What's In Blue

The Middle East, including the Palestinian Question: Closed Consultations

Tomorrow (19 April) morning, following the consultations on the UN Support Mission in Libya (UNSMIL), Security Council members will convene for closed consultations on “The situation in the Middle East, including the Palestinian question”. China, France, Ireland, Norway, and the United Arab Emirates (UAE) requested the meeting to discuss the recent developments in Jerusalem. Special Coordinator for the Middle East Peace Process Tor Wennesland is expected to brief. Tomorrow’s meeting is separate from the regular monthly meeting on “The situation in the Middle East, including the Palestinian question”, which is scheduled for 25 April.

Council members are likely to seek an update from Wennesland on the recent tensions in the Haram al-Sharif/Temple Mount site and on the security situation in Jerusalem more broadly. (Located in Jerusalem’s Old City, Haram al-Sharif/Temple Mount is the holiest place in Judaism and the site of the Al-Aqsa Mosque, the third holiest in Islam, among other sacred structures, and has seen recurrent tensions and skirmishes between Israelis and Palestinians.)

On the morning of 15 April, clashes between Palestinians and Israeli security forces erupted at the Haram al-Sharif/Temple Mount site. According to a statement by the Israeli police cited in media reports, police officers entered the Al-Aqsa Mosque compound to disperse Palestinians who were throwing stones, fireworks and other objects. At least 152 Palestinians were reportedly wounded in the clashes. Israeli news outlet Haaretz reported that on 17 April, Israeli police forces entered the compound to remove Palestinians who had set up barriers and gathered stones in the esplanade outside the Al-Aqsa Mosque to prevent a group of Jewish visitors from accessing the site.

Under an agreement reached after the 1967 Six-Day War, only Muslims are allowed to pray at the Haram al-Sharif/Temple Mount site. A 17 April article by the Washington Post notes, however, that “in recent years large groups of nationalist and religious Jews have regularly visited the [Haram al-Sharif/Temple Mount] site with police escorts, something the Palestinians view as a provocation”. The article explains this has fuelled “concerns among Palestinians that Israel is plotting to take over the Al-Aqsa Mosque compound or partition it”, a claim that Israel denies.

Today (18 April), a rocket was fired from the Gaza Strip towards Israel for the first time in four months. It was intercepted by “Iron Dome”, Israel’s air defence system and no injuries have been reported at the time of writing.

The recent events are taking place against the backdrop of intensified Israeli security operations in the West Bank following a wave of deadly terror attacks in Israel (for background on these attacks, see our April Forecast). These operations have led to the death and injury of several Palestinians.
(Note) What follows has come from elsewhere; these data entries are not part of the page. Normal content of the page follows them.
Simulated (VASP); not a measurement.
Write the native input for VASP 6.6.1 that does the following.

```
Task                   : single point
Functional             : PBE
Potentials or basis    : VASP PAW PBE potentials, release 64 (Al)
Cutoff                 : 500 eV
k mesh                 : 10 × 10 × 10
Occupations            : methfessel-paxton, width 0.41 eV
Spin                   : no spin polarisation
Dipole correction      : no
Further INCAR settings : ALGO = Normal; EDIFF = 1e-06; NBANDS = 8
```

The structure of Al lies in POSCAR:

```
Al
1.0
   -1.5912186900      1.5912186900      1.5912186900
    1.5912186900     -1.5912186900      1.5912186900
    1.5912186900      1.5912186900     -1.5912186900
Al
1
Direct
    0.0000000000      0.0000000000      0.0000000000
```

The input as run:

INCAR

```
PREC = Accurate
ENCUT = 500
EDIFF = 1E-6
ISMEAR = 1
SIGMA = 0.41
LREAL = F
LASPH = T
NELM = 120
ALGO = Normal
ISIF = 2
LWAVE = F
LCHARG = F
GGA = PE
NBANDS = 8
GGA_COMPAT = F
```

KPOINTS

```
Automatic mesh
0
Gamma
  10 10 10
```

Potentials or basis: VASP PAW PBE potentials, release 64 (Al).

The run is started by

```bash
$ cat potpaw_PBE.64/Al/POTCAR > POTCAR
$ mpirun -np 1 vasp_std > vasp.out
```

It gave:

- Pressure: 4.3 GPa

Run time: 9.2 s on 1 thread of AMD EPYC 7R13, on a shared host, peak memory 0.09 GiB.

Last year, clashes over restrictions imposed by the Israeli authorities on gatherings at the Damascus Gate Plaza in the Old City of Jerusalem were a key factor leading to the May 2021 conflict between Palestinian armed groups in Gaza and Israel. In recent Council meetings, several members expressed concern at a possible escalation during the month of April, when Muslim, Jewish and Christian holidays overlap. For instance, during the most recent monthly meeting on “The situation in the Middle East, including the Palestinian question”, which was held on 22 March, France said that “[t]he approach of the religious holidays is leading to fears of a sharp deterioration in the situation and an escalation similar to that of last May”.

Several key international interlocutors have issued statements following the recent developments at the Haram al-Sharif/Temple Mount site. On 15 April, the Spokesperson for the UN Secretary-General, Stéphane Dujarric, said that the Secretary-General was deeply concerned by the situation in Jerusalem and that he was calling for leaders on all sides to contribute to calm. The statement also said that “[p]rovocations on the Holy Esplanade must stop” and reiterated his calls for the respect of the status quo of the holy sites in Jerusalem. On the same day, Wennesland issued a similar statement, calling on “the authorities on both sides to immediately de-escalate the situation and prevent any further provocation by radical actors”. Tomorrow, Wennesland is likely to echo these messages.

On 15 April, US Department of State Spokesperson Ned Price issued a statement calling on all sides to avoid provocative rhetoric and actions and to preserve the historic status quo on Haram al-Sharif/Temple Mount. On the same day, EU Spokesperson for Foreign Affairs and Security Policy Peter Stano issued a statement calling for an immediate stop to violence and for the respect of the status quo of the holy sites. The statement said that “[f]urther civilian casualties must be prevented as a priority” and called for Palestinian-Israeli security cooperation.

On 16 April, the UAE Ministry of Foreign Affairs and International Cooperation issued a statement condemning the “Israeli forces’ storming of Al-Aqsa Mosque, which resulted in the injury of a number of civilians”. The statement also said that the Israeli authorities “should respect the right of Palestinians to practice their religious rites and halt any practices that violate the sanctity of Al-Aqsa Mosque” and called for respecting the custodial role of the Kingdom of Jordan. (Jordan is the custodian of Islamic and Christian holy sites in Jerusalem.) On 17 April, King Abdullah II of Jordan issued a statement saying that “maintaining calm requires Israel to respect the historical and legal status quo in Al Aqsa Mosque/Al Haram Al Sharif, and to create political horizons that fulfil all the just rights of the Palestinian people, on the basis of the two-state solution”.

In two 18 April tweets, Spokesperson for the Chinese Ministry of Foreign Affairs Wang Wenbin said that the recent escalation is a reminder of the importance of not marginalising the Palestinian question and called on the international community to “face up to the crux of the Palestine question” and to facilitate a resumption of peace talks on the basis of the two-state solution.

At tomorrow’s meeting, Council members are likely to reiterate these statements. They may also condemn today’s rocket launch and call for an immediate de-escalation. Council members are also likely to underscore the importance of preserving the historic status quo of the holy sites in Jerusalem. This was a message conveyed by several Council members— including China, France, Ireland, Norway, and the US—during the 22 March meeting. At the same meeting, the UAE stressed the gravity of violating the sanctity of the Al-Aqsa Mosque. In their statements tomorrow, Council members may also refer to the recent escalation of violence in Israel and in the West Bank more broadly and deplore the loss of civilian life.

An outcome is not expected in connection with tomorrow’s meeting. It appears that in late March, some Council members discussed the possibility of issuing a press statement calling for calm ahead of the convergence of the religious holidays. However, it seems that the initiative did not garner sufficient support and was abandoned.